South Orangetown Central School District

TZHS Elective Fair

Tappan Zee High School students (and a few teachers) spent lunch periods last Thursday promoting elective courses to get students thinking about registration options for next year. “We are proud of the course offerings available at TZ! There is something for everyone. Our staff does a wonderful job creating these unique experiences and we encourage our students to explore new opportunities available to them,” said Principal Melissa Luciano.

Strategically positioned just outside of zMart, the student-managed store, Vincent and Charlie pitched passersby on Business courses. “I’m in the third year of a four-year pathway. It’s the most relevant major in that it teaches important skills for life in general, like budgeting, as well as for a career,” said Vincent.

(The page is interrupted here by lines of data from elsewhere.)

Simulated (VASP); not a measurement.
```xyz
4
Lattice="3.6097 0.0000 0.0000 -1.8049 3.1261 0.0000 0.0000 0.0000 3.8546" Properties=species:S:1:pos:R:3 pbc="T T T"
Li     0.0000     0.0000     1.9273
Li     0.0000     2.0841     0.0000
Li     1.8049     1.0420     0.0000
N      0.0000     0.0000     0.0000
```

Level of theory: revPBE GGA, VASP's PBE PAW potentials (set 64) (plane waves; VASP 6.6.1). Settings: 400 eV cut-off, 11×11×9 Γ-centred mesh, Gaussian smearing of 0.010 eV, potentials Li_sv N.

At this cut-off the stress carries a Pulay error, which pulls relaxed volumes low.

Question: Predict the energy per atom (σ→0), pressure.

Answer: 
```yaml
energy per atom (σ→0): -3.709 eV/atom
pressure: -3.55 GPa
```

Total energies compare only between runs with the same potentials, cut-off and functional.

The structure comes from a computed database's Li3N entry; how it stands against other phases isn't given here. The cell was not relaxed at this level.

Sports and Entertainment Marketing was a favorite course for Charlie, a huge sports fan. “Learning about everything behind the scenes that has to come together to create success was really interesting.”

Down the hall, Ria, Ava and Valencia were drawing crowds considering a math elective. “AP Statistics is a great class to take to understand the world better and to be more in the know about the information you consume,” explained Ria. “The teacher is very engaging and there are a lot of hands-on activities. It’s more conceptual–not as much about formulas as it is about logic and problem-solving.”

At the Project Lead the Way table, Michael and Colin offered advice for those considering the Engineering pathway. “I started with Design & Drawing for Production in middle school. The courses are nice because you can earn college credits and Principles (of Engineering) is a great way to get started learning physics,” Michael advised.

For newbies, Colin suggested Introduction to Engineering Design. “It’s a good place to get started and get the feel of engineering courses. You use Autodesk Inventor (CAD) software to create 3D models. From there, you can move on to classes like Principles, which has more math.”

Surrounded by a collection of colorful student projects, Anabel encouraged peers to make space in their schedule for art. “Creativity is so important. Taking an art class gives you a break from math, science and English and it can be a lot of fun,” she said. “Graphic Art and Media is a good entry point because you use Photoshop. If you enjoy it, it can inspire you to further expand your artistic skills.”

Over at the Computer Science station, Remy and Shayan talked tech. “These courses teach you relevant skills for a digital world–and there are so many career options in this field!” exclaimed Remy. “There’s a new FIRST Robotics class which is super interesting because you can learn about robotics even if you’re not able to be on our robotics team, which can be a big time commitment and difficult for kids who play sports.”

“There is a lot of creativity and problem solving,” Shayan added. “You choose your own projects, build your own ideas–your learning is really driven by what you want to do.”

World Language teachers Kristy Walsh and Jacqueline Ritz introduced two new electives on offer from their department: Sociolinguistics and The Legacy of Ancient Rome and the Latin Language.“Sociolinguistics will investigate how the dialects we speak impact our identity. We’ll focus specifically on the differing linguistic profiles of people living in the U.S.,” noted Ritz. “The class will be taught in English, so it could be a great option for a student who is interested in language but may struggle with learning a world language. It also may appeal to World Language students who want to expand their learning.”

“We’re always trying to teach language through the lens of culture. These new electives enable teachers to more specifically focus on what we may highlight, but not have time to really dive into, in our language and culture courses,” Walsh explained.

AP Psychology was a stand-out favorite for Asia and Sara, who staffed the social studies area and cited engaging instruction and comfortable pacing as key selling points. Sara shared, “It’s a college level class, but it doesn’t feel like one. And it’s so interesting that you always want to pay attention. Our teacher uses scenarios to help us understand what we’re learning so that we can apply it.”

Representing the English Department were Clare, Isa and Katie, whose personal experiences spanned the gamut of offerings, from Journalism to Creative Writing to Law and Literature. “I took Journalism in ninth grade and wrote four articles for our school newspaper. The class really helped me learn to write in a completely different style than I was used to,” reflected Clare. “I took Creative Writing last year and loved it so much that my plan is to study it in college.”